Maina Kiai is chairman of the Kenya National Commission on Human Rights. He said it’s time for Kenya to re-evaluate its approach to fighting crime.

“In this country policing and crime are very much inter-related and often times we have found that there are either direct or indirect linkages between criminals and the police. They have tried this hard line approach , but for the last 20 years, we had an unofficial approach of shoot to kill which has not reduced crime. So what we are arguing or suggesting is that may be it’s time that we think the approach to crime,” he said.

Kiai said the rising crime rate should be treated as a national priority because he said even the police have been victims of the criminals. He said on the average about two police offers were killed a month in the last six months.

Kiai also said the police need to re-evaluate their strategy of dealing with suspected criminals.

“The police have been operating on this shoot to kill approach for the last 20 years. So they have been killing suspected criminals but also killing innocent people and getting away with it. One of the issues for us is that there is no process and no system of accountability in the police force. So whenever a shooting happened, we don’t know if the police are telling the truth; So we’re basically arguing may be if we start arresting these suspects and interrogating them, may be we’ll know what the root cause of the problem is. May be it’s within the police; may be it’s within the politics; may be it’s in something else,” Kiai said.

But director of police operations David Kimaiyo said there is nothing unusual about the current crime rate in the country.

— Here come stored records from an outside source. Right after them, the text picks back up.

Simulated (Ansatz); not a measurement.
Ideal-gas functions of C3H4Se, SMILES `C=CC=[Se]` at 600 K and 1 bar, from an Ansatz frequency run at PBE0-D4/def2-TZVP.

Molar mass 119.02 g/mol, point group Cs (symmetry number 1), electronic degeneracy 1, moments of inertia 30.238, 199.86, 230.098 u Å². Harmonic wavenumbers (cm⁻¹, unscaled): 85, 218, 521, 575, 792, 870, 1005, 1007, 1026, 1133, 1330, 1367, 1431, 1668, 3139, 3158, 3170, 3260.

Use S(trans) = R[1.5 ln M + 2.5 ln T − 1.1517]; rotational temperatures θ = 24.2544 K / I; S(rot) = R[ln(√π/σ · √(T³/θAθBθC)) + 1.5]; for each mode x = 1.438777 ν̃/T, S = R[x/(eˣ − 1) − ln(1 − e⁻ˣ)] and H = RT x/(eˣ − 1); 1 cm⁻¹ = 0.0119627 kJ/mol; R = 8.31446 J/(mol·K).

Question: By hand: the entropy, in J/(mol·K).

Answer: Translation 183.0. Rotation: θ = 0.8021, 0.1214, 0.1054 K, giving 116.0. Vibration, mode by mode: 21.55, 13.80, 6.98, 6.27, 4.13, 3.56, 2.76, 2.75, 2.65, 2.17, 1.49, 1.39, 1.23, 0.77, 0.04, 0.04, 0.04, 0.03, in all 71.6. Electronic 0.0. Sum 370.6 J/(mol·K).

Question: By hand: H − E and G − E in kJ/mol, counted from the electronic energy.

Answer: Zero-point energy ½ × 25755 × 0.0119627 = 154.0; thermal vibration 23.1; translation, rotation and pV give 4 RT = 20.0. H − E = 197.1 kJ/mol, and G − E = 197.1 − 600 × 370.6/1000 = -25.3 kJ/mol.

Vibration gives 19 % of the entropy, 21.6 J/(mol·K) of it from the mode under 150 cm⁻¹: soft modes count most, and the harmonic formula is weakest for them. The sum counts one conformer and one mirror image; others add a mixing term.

“We don’t have any serious problem as such. It is a normal issue that we are tackling just like any other country that is handling issues of crime. It could have happened to anybody. It’s only that it happened to a professor. So it’s not an issue of saying may be crime is rising or may be it was targeting individual persons,” he said.

Kimaiyo said Kenyan police have all the necessary policies in place to fight crime, including community policing.

“That is one of the areas that even his Excellency, the president is concerned with,” he said.

Kimaiyo said Kenyan police are on the hot pursuit for the killers of professor Bwayo.